It is unconstitutional in itself to default on US debt. "The full faith and credit of the United States" clause in the constitution don't you know.
It simply cannot be done, and maintain the fiction that we live under the constitution. (The SS trust fund is slightly different because the special nature of the SS trust fund bonds allow for a semantic loophole which will allow the courts if they so choose, and they will, to default on them)
Total default would destroy the world financial system. US Treasury debt instruments are the benchmark, the ground, against which ALL financial insturments are measured. In addition the interest and principal of that paper and the ability to buy and sell it is absolutely necessary so that the books of every bank and company and huge numbers of people balance. Absent that it means bankruptsy for them, period.

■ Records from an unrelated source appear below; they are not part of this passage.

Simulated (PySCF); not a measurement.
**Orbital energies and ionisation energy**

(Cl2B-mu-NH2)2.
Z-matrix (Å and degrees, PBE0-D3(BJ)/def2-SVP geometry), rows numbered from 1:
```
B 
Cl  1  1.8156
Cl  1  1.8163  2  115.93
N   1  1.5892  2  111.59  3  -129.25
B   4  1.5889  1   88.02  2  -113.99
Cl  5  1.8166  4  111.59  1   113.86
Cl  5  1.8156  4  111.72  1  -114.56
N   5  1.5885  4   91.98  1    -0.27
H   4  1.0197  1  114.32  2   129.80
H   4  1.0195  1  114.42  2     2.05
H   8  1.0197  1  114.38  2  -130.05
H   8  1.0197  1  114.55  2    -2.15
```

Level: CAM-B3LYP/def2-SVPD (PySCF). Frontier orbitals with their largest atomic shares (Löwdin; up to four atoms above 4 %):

All that said it might be possible to selectivly default on some foreign debt. For instance defaulting on China central banks holdings would be a slam dunk political winner today, and they are still are buddies, to a degree. Japan and our other Asian allies are a differnet matter politically in a foreign policy sense but here at home screwing the rest of the world will increasingly be a winner.
(There is a technical issue which would allow individual country defaults. Central Bank holdings are in fact held here on ledgers in their names. In other words they are not fungible in the sense of other Treasury debt.The Chineese for instance can't just put their bonds up for sal, at least in the normal way. THey would have to ask the Treasury, real nicely I suppose, to give them some of their own bonds.(You will recall Bush's act in front of the printout at the WV Bureau of Dect a couple of weeks ago. In fact all Treasury bonds are just blips on a screen or numbers on a printout. Only Savings Bonds are paper.) Until the Chineese bonds are held in some account as a blip, somewhere besides on the Treasuries computer they are not sellable)
Still, the further such defaults go, after abandoning the constitution of course, the more the world financial and econmmic system collapses. THe only way that would be tolerable politically would be during an already unfolding depression, where blaming or punnishing others would become attactive. In other word the default cannot be seen as a cause of collapse but rather a response to it. This should be an easy thing to convince the sheeple of.
This is a distinct possibility in my opinion.
There is no way we will pay off this debt which is as you can see going parabolic. Over the last 12 months the debt rose ovder $600 billion. In dollars, not inflation adjusted ones I admit, this was a good portion of the total from the New Deal, thru WWII to the Great Society. IN 12 MONTHS.
For 70 years we hear of the fiscal depradations of Roosevelt and his successors, and it turns out their contribuion is almost invisible.
Anyway we are not going to pay this off. Constitution be damed.